But the likelihood of a violent confrontation still appeared high, as both protesters and police reinforced their presence at Suvarnabhumi international airport, seized Tuesday by the anti-government People's Alliance for Democracy.
The group is demanding the resignation of the government, which it accuses of being a puppet of former Prime Minister Thaksin Shinawatra, who was ousted by a 2006 military coup and fled overseas to escape corruption charges. Current Prime Minister Somchai Wongsawat is Thaksin's brother-in-law.
The capital remains cut off from all civilian air traffic, stranding thousands of travelers and dealing a severe blow to the economy and tourism industry.
In brief
Cuba
Russian president visits Fidel Castro
HAVANA — Russia's president met with ailing revolutionary icon Fidel Castro on Friday, winding up a visit aimed at freshening relations with his country's old Cold War ally and raising Moscow's profile across the rest of the Latin America.
Dmitry Medvedev spent hours talking and sightseeing with President Raul Castro before meeting privately with his 82-year-old older brother.
Medvedev and Raul Castro laid a wreath at a monument to Soviet soldiers who died while serving in Cuba in the early 1960s, a symbol of Cuba's once-prominent part in the communist bloc and the history of its ties to Russia.
Russian officials deny that Medvedev's four-nation trip is meant to provoke the United States, but the chat with Fidel Castro capped meetings with Washington's staunchest opponents in the region. Details about the meeting with the older Castro were not immediately available.
JERUSALEM
Gaza mortars wound six Israeli soldiers
Palestinian militants in Gaza blasted a military base in southern Israel with mortars late Friday, wounding six soldiers in the latest assault in an unraveling of a truce between Israel and Gaza's Hamas rulers.
Israel's rescue service said one of the soldiers was critically injured, and the others were slightly or moderately hurt.
Responsibility for the attack was claimed by the small Popular Resistance Committees, an ally of the Islamic Hamas militant group.
The military base is near a fuel terminal that supplies much-needed gasoline and cooking fuel to impoverished Gaza.
According to the Israeli military, Palestinian militants fired a total of 11 mortars at southern Israel from Gaza on Friday. Three of them landed at the base, the military said.
Iraq
Suicide bomber kills Shiite worshippers
BAGHDAD — A suicide bomber struck Shiite worshippers Friday at a mosque run by followers of anti-American cleric Muqtada al-Sadr, killing at least 12 people, a day after Iraqi lawmakers approved a security pact with the United States.

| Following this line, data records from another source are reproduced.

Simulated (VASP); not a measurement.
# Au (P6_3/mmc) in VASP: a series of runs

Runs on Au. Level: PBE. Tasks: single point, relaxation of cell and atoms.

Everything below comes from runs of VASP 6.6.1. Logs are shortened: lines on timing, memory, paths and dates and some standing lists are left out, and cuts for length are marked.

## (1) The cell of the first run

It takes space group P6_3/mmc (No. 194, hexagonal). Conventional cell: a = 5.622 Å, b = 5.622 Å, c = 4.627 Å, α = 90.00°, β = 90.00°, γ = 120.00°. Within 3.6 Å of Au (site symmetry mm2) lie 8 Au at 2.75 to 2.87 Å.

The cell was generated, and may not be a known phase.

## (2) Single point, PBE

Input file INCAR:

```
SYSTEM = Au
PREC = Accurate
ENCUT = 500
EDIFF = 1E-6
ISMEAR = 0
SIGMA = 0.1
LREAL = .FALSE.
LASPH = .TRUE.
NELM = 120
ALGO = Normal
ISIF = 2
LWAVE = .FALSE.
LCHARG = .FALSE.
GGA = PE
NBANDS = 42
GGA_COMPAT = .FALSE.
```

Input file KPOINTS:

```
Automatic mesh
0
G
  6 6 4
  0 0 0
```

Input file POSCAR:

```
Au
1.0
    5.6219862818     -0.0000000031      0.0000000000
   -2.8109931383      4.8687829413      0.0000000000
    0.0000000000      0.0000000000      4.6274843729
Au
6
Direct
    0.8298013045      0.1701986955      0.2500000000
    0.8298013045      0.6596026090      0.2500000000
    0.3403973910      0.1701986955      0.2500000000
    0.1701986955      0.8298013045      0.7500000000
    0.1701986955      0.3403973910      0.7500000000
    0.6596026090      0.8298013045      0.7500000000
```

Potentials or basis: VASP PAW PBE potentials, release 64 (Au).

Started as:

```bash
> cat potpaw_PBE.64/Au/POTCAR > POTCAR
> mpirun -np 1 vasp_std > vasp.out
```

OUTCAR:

The blast underlined fears on both sides of the argument — proponents of the deal warn the Iraqis aren't ready to take over their own security while opponents, led by the Sadrists, say the American presence is the main reason for the instability plaguing the country.
In Baghdad, thousands of al-Sadr's loyalists took to the streets to rally against the deal in the main Shiite district of Sadr City.
The bomber blew himself up among a group of men waiting to be searched near the green iron gate at the entrance of the main mosque in Musayyib, 40 miles south of Baghdad.
Kenya
Somali pirates hijack one ship, free another
NAIROBI — Somali pirates seized control of a Liberian-flagged chemical tanker in the Gulf of Aden on Friday and a NATO helicopter gunship, too late to prevent the hijacking, picked up three security guards who jumped into the sea.
Both France and Germany, which have ships in the area as part of an international anti-piracy coalition, sent the aircraft after receiving a distress call just after dawn, French military spokesman Cmdr. Christophe Prazuck said. But in the 15 minutes it took to get to the site, the pirates had already boarded and had taken the crew of 25 Indians and two Bangladeshis hostage.
One hijacked ship, the Malta-flagged cargo ship Centauri, was released Thursday with all 25 Filipino crew unharmed after more than two months in the hands of pirates, Greece announced.